For those of you who have read any of my previous posts about the subject of the seasons, you already know that I am not a cold weather person. That's pretty amazing, since we live in the Midwest and cold is just part of the package around here. Every year, I have to brace myself for the season that is my least favorite of all...winter. Even the word sounds cold to me. Brrrr!
It seems this winter was colder and snowier and just plain meaner than most. The temps were outrageous ~ so many days below freezing AND below zero. At times, I just stood at the window, looking out on the arctic weather that encased us and reminded myself repeatedly that this too, would pass. And as I sometimes do when the skies have been cloudy for days on end, I would encourage myself to remember that, beyond that gray blanket hanging over our heads, there was/is a sun that shines on and stars that still fill the night sky.

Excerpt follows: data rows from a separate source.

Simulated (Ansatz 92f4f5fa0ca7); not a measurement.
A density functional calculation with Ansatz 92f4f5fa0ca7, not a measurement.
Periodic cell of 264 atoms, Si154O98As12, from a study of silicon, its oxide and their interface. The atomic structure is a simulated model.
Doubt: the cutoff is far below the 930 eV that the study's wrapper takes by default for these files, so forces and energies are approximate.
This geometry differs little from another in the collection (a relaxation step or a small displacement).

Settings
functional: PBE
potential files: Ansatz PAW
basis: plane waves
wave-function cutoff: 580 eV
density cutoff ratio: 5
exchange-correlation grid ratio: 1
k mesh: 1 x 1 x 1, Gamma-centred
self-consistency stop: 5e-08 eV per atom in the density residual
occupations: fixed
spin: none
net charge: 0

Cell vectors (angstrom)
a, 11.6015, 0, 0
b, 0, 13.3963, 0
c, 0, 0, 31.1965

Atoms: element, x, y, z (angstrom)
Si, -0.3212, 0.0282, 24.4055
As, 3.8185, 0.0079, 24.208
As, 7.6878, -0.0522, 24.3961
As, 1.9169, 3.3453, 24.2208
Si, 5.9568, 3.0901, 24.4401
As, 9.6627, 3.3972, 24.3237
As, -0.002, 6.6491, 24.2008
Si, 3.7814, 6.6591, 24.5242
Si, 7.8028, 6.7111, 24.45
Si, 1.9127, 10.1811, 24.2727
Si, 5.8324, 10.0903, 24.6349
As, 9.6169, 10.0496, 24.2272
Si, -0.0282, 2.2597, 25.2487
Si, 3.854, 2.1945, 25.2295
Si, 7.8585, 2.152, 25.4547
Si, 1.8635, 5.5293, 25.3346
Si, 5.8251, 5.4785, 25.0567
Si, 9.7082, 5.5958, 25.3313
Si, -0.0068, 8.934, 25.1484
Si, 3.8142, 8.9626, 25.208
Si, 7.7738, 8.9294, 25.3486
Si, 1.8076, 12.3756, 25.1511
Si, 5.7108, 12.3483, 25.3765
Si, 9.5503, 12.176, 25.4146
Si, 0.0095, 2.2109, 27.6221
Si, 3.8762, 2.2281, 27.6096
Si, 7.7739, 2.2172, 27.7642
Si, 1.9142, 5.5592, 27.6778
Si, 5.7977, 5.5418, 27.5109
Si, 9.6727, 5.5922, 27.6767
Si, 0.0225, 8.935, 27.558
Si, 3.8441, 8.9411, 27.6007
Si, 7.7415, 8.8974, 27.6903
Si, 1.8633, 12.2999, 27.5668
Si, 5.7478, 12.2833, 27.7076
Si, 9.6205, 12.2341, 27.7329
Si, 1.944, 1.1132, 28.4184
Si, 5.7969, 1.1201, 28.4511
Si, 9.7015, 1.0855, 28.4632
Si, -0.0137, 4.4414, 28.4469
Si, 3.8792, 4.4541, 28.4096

Some days it's easier to remember than others. But I faithfully cling to the hope ~ the anticipation of the warm, sunny days filled with the sounds of birds singing from trees that will be covered once again with beautiful green leaves that sing and dance when the wind blows, a yard covered with a soft verdant carpet of grass beneath my feet and the sounds that carry me back on the wings of memories to a game of hide-and-seek or tag or Red Rover played with my brothers and sisters and all of the kids in the neighborhood.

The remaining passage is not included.